S371: Lab 6

Lab Instructor: Katya Baldina (baldina@iu.edu)

2023-09-27

Announcement

HW 3 IS DUE SATURDAY (SEP.30)!

Today

Bivariate graphs

Scatter plot

Sampling

Central Limit Theorem

HW3 Guide

Bivariate plots

Variable	Quantitative	Categorical
Quantitative	Scatter plot	Box plot, bar chart
Categorical	Box plot, bar chart	Table or bar chart

Today we will cover bivariate graph for quantitative- quantitative variables only

Scatter plot

To visualize the relationships between two quantitative variables type:

plot(x, y) #x and y are names for your variables

The plot() command in R is a generic plot command that can actually produce many kinds of plots (e.g., distribution function)

Scatter plot

There are many options in plot():

par(mfrow=c(2,3))
plot(x, y, main = "This is the main title") #set the main title
plot(x, y, xlab = "This is the x-axis title") #set the x-axis title
plot(x, y, ylab = "This is the y-axis title" ) #set the y-axis title
plot(x, y, col = "red" ) #Color of dots in the scatter plot
plot(x, y, pch = 0) #Different dot shapes in the scatter plot; 
#This should be an integer from 0 to 25. If you don’t type the pch option, 
#R would use the default value of 1 in pch option

Scatter plot

To combine multiple options, you just need to put all the options you want within the parentheses:

Example: I want to specify the main title, x-axis title, and y-axis title in the scatter plot

plot(x, y, main = "This is the main title", 
     xlab = "This is the x-axis title", 
     ylab = "This is the y-axis title", 
     col = "red", 
     pch = 0)

Save the plot as separate file

right click the plot–>copy and paste it to other programs (e.g., Microsoft Word) –> save as a new file
Use the png() function and the dev.off() function:

Example: I want to save the scatter plot as a separate png file called scatter.png

#Three separate lines of code (they have to be in this order!)

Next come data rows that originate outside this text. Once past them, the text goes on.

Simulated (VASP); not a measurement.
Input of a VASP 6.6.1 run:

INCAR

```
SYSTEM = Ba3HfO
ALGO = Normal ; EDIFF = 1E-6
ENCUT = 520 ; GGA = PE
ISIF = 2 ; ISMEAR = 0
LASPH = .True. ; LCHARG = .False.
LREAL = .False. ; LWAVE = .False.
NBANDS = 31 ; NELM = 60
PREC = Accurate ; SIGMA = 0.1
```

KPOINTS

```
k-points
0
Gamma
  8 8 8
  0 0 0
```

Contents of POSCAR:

#It asks R to create a new png file called scatter.png in the working directory 
#with the dimension of 1200X800. All the graphs produced after this line of code
#will be put into the scatter.png file. 
#(you can think of this as a “start recording button”)
png('scatter.png', width = 1200, height = 800) 

#The second line is just the usual scatter plot function
plot(x,y) 

#The third line is the dev.off() function. 
#You don’t need to put anything within the parentheses. 
#Any graphs produced between the first line (png() function) 
#and this line will be put into the scatter.png file (“stop recording button”)
dev.off()

Sampling

Why sample?:

We cannot ask every single person in our population (let’s say we are interested in income distribution of all USA residents (~350 million people))

Then, we need to find a feasible way to do it

We are going to draw a sample, that will resemble the whole population.

Why? Due to the properties of the Central Limit Theorem!

One condition: sample must be random to ensure that our sample represents the population (=resembles)

Population vs. Sample vs. Sampling distribution

Population: The whole group of people you want to know

Sample: Part of the group of people you want to know

Sampling: The process to select/pick a sample

Population vs. Sample vs. Sampling distribution

Properties	Population	Sample	Sampling
Mean	12.01	12.23	12.04
Standard Deviation	5.3	5.52	0.17

Sampling

As you can see, if the sample is random, it’s mean is close to the population mean

How close?

• According to law of large numbers, if you have large sample size, the sample mean should be close to the population mean

• The larger the sample size, the closer the sample mean with the population mean

Central Limit Theorem

As number of samples increase, the sampling distribution of means is approximately normal. Also, as the number of samples increasing, the mean of the sampling distribution approaches to the population mean.

Note: n should be large enough (30+)

Central Limit Theorem

No matter how skewed or weird the original distribution is, the sampling distribution would still be approximately normal:

Sampling Distribution

In reality:

What we don’t know:

population mean

What we know:

The sampling distribution is approximately normal
The standard error (standard deviation of the sampling distribution) can be estimated using the standard deviation of the sample:

\(StandardError = \frac{Sample SD}{\sqrt{n}}\)

HW3 Guide

when you load the HW3.RData into RStudio, you will see the function auto.sampler in your Environment pane:

load('HW3.RData')

Q5 Guide

if you pass the only number within parentheses, it will give you one sample:

x = auto.sampler(10000)

## Generating a sample of size 10000

Using this sample, write code in your HW 3.R script that will create:

Histogram of this sample (hist() function)
Mean of this sample (mean() function)
Standard deviation of this sample (sd() function)
Standard deviation of the sampling distribution (Hint: you will need sqrt() function)

Q6, Q7, Q8 Guide

if you to get sample means for your four samples you need to write:

means = auto.sampler(n=sample size, samples = number of samples)

replace sample size and number of samples with the ones that HW asks you to do.